Pachinko review – a sumptuous South Korean epic like nothing else on TV

Lee Minho in Pachinko.
Lee Minho in Pachinko. Photograph: Robert Falconer/Apple TV+

‘They grabbed our land, snatched our rice, our potatoes, our fish,” snarls a fisherman to his mates over a drink. “To take a rock in my hand and crush a soldier’s head with it, to warm my cold hands with his blood! Just to know there’s one less cockroach wandering our land. That would give me pure joy!”

His friends look worried. Such careless talk costs lives. It’s Korea in 1915, but it could be anywhere oppressed peoples have chafed against imperial rule – Dublin 1916, Amritsar 1919, Nanking 1937, Mariupol 2022.

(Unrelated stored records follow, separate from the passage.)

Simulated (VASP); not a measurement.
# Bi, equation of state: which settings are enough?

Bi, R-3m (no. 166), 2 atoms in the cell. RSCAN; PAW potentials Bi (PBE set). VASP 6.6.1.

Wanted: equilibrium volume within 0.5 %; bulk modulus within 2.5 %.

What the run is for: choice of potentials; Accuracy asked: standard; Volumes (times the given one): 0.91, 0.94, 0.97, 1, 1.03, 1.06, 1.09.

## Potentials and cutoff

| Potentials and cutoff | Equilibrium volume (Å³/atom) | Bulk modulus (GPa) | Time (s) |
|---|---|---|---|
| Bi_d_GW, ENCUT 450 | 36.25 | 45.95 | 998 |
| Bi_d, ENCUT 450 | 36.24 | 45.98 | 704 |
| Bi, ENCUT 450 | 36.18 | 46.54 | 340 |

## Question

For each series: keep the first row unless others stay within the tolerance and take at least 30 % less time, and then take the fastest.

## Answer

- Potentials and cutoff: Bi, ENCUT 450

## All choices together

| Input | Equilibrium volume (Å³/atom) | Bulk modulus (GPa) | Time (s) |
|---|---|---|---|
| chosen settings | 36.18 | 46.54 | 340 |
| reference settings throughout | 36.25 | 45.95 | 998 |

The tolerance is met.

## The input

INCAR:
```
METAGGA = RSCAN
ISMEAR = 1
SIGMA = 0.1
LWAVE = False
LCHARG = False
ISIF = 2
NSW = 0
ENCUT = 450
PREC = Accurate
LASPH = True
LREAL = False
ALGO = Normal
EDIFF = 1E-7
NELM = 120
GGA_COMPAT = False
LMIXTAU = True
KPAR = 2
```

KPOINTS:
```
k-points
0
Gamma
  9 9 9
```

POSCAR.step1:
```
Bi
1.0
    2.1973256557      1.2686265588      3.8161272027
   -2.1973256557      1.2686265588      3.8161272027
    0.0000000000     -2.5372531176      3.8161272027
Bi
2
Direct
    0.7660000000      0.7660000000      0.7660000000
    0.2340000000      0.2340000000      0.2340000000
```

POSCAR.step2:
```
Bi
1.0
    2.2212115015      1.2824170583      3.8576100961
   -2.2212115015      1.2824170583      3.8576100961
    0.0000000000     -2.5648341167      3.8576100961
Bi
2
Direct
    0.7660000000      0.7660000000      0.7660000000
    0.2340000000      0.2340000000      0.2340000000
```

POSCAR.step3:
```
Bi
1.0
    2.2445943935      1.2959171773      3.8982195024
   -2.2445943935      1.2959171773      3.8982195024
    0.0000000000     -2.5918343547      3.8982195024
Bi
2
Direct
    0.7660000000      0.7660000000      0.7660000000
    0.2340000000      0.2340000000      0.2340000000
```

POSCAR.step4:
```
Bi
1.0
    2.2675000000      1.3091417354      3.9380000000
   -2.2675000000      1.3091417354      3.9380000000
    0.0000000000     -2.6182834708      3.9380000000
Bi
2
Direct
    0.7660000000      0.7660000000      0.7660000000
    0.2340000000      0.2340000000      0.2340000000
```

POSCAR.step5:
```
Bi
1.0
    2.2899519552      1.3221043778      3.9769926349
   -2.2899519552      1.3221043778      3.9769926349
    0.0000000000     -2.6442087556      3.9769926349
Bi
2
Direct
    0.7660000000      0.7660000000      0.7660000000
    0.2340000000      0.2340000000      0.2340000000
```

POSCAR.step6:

When Min Jin Lee’s bestselling novel, Pachinko, was published in 2017, it was hailed as a sweeping historical epic spanning a rich era of modern east Asian history. It journeys through colonial Korea, the second world war, the allied occupation of Japan, the Korean war, to Japan’s high-growth period – all refracted through the prism of one family. Tash Aw in the Guardian praised the novel as “a rich tribute to a people that history seems intent on erasing”. He meant the so-called Zainichi – Koreans, often compelled to leave their homeland after losing their livelihoods under colonial rule and winding up uprooted, anxious second-class citizens in Japan.

This adaptation (Apple TV+) brings to life a Korea you would never have gleaned from Squid Game or K-pop. It’s a vast, sumptuous, dynastic political TV series of the kind scarcely made any more, complete with swooning strings from Nico Muhly’s score. It reminds me of the historical television dramas I grew up with – Roots, Tenko, The Forsyte Saga. But there is a difference. Pachinko sophisticatedly cuts across continents and eras, from a rustic fishing village under the Japanese yoke in 1915, to braces-wearing financial workers greed-brokering deals on green computer screens in 1989 New York and Tokyo.

Pachinko opens on an idyllic Korean island, blighted byJapanese officers straight out of the sadistic rotters’ playbook. “We bestow on these idiots all our progress, our schools, our education only to have a cripple spew lies in our face,” says one, on the morning after the drunken fisherman’s seditious rant.

The “cripple” he is talking about is Hoonie – the kindly, cleft-lipped, hobbling father of our adorable heroine Sunja – and he won’t betray his fisherman chum to these thuggish overlords. It’s Sunja who sensibly tells our doomed rebel fisherman to clear off out of town. “I’m a man,” he tells the little girl in the opening episode’s most poignant line, “who no longer knows how to live in the world.” We cut to 1989 Osaka, where Sunja, now a beloved granny resting on the veranda, wistfully recalls this moment.

The virtue of this cutting back and forth is to reinforce the sense that the drama’s Korean characters have of living under a curse. “There is a curse in my blood,” Sunja’s mother says at the outset: all three of her sons have died in their first year and, now pregnant with Sunja, she fears the girl will die too. Later our drunken fisherman worries: “It’s too much, living with this hate. Our children will be cursed. How can all this ever end?”

Each such scene then flashes forward to 1989, where Sunja’s grandson, a Korean-Japanese Wall Street whizz kid called Solomon, is trying to broker a Trump-like hotel deal in Tokyo to make his fortune. He visits his family in the Korean township in Osaka. Is he, too, under the family curse? No doubt, that is why Solomon’s beloved granny tells him he is better off in the US.

The problem with this narrative ride through time, though, is that it overloads us with tantalising storylines. I want to care about Solomon’s sister who has disappeared and might be dead, but here she is a mere detail flagged up for future reference.

Near the end of the first episode, there is another shift in the timeline. We flash forward eight years from 1915. Sunja is now a beautiful, if impoverished, young woman, shadowed, as she strolls through her native town’s fish-gutting zone, by a strikingly handsome mysterious stranger in impeccably pressed western clothes (what kind of twerp wears a white linen suit where fish heads are flung about?) She notices she is being stared at, but he can’t keep from staring. It’s an eloquent depiction of his desire – and her intrigued disbelief that this soigné stranger desires her.

Sunja doesn’t know what horrible secrets are going to be revealed about this stranger. Those of us who have read the novel, though, do: Pachinko’s curse, if that’s what it is, is poised to strike again.